There was a gravitational pull that brought Robbie Brightwell and Ann Packer together. Like two small satellites spinning around a sun called Athletics, they would meet every now and then over a four or five year period, and appear to get closer and closer…until finally, they were together, spinning in their orbit, in synch.
It was the spring of 1957 and 17-year-old Brightwell was at a six-day athletics training camp in Lilleshall Hall, a national sports center in Shropshire. He saw a girl, “dark haired, curvey and attractive.” As Brightwell wrote in his autobiography, Robbie Brightwell and His Golden Girl, “she stood out a mile.” He made an attempt to talk with her, but he got shooed away by a track judge. And then, he lost her.

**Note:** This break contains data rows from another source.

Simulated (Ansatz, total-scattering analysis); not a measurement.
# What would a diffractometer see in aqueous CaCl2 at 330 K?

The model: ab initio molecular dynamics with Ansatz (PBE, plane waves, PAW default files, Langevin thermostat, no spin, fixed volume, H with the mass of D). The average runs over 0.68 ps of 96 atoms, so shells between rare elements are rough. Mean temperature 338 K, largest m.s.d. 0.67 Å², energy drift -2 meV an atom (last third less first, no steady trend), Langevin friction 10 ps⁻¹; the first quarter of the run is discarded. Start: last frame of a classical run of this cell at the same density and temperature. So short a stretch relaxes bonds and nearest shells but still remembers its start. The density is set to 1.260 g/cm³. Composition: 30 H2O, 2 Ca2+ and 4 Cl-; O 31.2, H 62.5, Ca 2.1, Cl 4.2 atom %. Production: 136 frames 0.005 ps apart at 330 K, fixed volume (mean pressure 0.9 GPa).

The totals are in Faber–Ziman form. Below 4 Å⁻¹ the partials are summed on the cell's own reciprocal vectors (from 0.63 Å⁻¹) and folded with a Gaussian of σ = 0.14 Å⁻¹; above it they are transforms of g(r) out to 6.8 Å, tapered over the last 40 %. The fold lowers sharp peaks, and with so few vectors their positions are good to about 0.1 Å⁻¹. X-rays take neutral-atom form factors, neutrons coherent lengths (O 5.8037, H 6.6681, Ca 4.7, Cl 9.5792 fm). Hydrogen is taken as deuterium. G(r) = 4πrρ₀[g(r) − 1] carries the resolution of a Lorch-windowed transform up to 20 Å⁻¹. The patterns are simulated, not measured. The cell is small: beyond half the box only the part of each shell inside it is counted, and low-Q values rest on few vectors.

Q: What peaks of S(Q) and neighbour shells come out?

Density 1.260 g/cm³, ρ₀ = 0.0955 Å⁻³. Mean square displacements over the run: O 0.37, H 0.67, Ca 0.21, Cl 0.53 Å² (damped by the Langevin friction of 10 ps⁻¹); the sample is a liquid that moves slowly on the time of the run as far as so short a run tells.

In the summer of 1960, Brightwell had become an accomplished sprinter, good enough to make the Olympic Team and represent Great Britain at the Rome Olympics. He was at the English School Championships in Shrewsbury where he was asked to present medals to the 220 yards senior girls’ finalists. And there she was again.
The pretty, dark-haired girl mounting the rostrum for her silver medal had a familiar face. In a few seconds I placed her. She was the girl I’d admired at Southampton three years earlier. Her name was Ann Packer and she hailed from Berkshire.
But again, he was shooed away, this time by the administrator of the athletics course he was attending. Despite attempts to walk her back to her team section, Packer was escorted away as if he were a ne’re do well to be avoided, and not a newly-minted Olympian.
Then, in the Spring the following year, at a training camp at Loughborough Colleges organized by the International Athletics Club, their magnetic forces brought Packer and Brightwell together again.
At the outset, one particular attractive girl caught my eye. Within seconds, I realised it was Ann Packer, whose medals I’d presented at the previous year’s ESAA Championships. Having previously failed to attract her attention I determined to make up for lost time. Waiting until after lunch, I wandered over to her group. Apart from a perfunctory smile, she ignored me.
Packer had many potential suitors and Brightwell’s shyness left him at the outskirts of Packer’s orbit. But as fate would have it, their gravitational pull would send them careening together, coincidentally in the street, on their way to a dance party.
She laughed off my apologies, and I escorted her to the dance hall. When we arrived, the evening’s entertainment was in full swing, and anxious to maintain the initiative, I asked for the first dance. Leaving the floor and anxious to keep her to myself, I steered her to join Barry Jackson and his Melton Mowbray girlfriend, Pat Parker. From time to time, our conversation would be interrupted by others whisking her off, but I held a trump card; guaranteeing her return, I kept a firm grip on her handbag. Encouragingly, she stayed by my side. I felt more and more confident in her presence.
And that, as Bogey said at the end of Casablanca, was the beginning of a beautiful friendship.
Fast forward to October 1964. Ann Packer had won a silver in the 400 meters and a gold in the 800 meters. Robbie Brightwell had come from behind to snag silver for his 4×400 relay team. They left Tokyo as heroes of the 1964 Summer Olympics, and were headed home to England where the Olympic heroes would take center stage in one of the biggest weddings of the year.